As promised here is my report on towing my 31' Wilderness Yukon 830Y.

Just A reminder, my truck is a '03 Chevy Avalanche with the 5.3L Vortec and the 4.1 Axle. I also added the largest available transmission cooler and the Tekonsah Prodigy Brake Controller.

On my TT I installed a Hensley Arrow Hitch. I also had a custom built tray added to the rear of the TT to haul my Honda EU3000SI Generator. The added weight on the TT with these mods brings up the UVWR from the stickers claim of 5740# to 6285#.

This was my maiden voyage with a TT. Prior to this the largest trailer I have towed is a 14' U-Haul.

I towed the TT from Grapevine TX to Sierra Vista AZ using I-20 and I-10 and then AZ-90. As most of you probably know this route has some moderate to moderately severe grades specially on I-10 in Western NM and in Arizona.

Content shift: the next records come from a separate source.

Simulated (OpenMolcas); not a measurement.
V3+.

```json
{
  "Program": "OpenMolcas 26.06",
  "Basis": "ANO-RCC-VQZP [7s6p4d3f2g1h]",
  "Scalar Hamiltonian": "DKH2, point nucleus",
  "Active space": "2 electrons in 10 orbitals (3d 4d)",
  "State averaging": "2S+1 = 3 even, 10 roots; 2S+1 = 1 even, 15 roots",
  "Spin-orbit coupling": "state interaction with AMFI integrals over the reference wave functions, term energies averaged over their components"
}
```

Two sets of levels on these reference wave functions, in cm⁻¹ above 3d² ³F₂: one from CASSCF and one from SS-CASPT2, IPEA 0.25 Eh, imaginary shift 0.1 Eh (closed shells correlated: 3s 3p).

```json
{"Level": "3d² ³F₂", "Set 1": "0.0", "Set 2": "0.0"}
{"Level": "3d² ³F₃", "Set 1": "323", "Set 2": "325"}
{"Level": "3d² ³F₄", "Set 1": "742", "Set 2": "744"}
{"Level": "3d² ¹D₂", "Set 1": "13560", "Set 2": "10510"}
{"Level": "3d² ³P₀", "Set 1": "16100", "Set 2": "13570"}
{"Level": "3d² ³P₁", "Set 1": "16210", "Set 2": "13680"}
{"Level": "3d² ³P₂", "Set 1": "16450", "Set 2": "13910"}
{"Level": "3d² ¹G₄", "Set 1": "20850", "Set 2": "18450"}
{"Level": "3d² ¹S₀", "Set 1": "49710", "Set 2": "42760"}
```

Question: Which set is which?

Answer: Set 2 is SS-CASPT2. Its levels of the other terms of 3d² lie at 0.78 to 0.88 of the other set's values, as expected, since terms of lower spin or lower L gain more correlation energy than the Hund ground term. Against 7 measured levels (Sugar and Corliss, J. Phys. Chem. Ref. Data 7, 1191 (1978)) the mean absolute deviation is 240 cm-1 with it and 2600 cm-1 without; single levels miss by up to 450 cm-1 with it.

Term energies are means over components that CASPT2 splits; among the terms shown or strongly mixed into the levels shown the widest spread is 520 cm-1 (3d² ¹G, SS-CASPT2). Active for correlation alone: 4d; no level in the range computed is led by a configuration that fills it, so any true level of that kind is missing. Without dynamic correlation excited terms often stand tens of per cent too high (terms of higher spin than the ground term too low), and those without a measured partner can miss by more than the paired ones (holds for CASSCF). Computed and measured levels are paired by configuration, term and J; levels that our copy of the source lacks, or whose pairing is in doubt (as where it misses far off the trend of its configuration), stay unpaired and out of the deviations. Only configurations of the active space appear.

In general, I was pleasantly surprised by the performance of the Avalanche. Being new to towing a trailer this large, I was determined to make sure that I travelled at speeds that allowed me ample saftey margins in case someone in front of me or to the side of me decided to play "super mario". As such I travelled mostly at speeds between 60 and 65MPH. On level to slightly inclined grades, I was able to maintain these speeds in OD and Tow/Haul mode with an RPM of around 2100 or so. On the days that we were travelling, their was a strong cold front moving in. This produced strong NW winds on Saturday and Sunday. At times when the travel direction was into the prevailing wind, I had to drop down to 3rd to maintain the same speed and resulting RPMs were around 2800.

I watched my engine temp and oil pressure like a hawk. The engine temp stayed rock steady at around 225 to 230, with 240 being the middle of the operating range.

When we got into the challenging grades in NM and AZ, I used the shift to shift down to 3rd in anticipation of middling grades and on two or three severe grades I had to shift down to 2nd to maintain a speed of around 50 MPH at the slowest.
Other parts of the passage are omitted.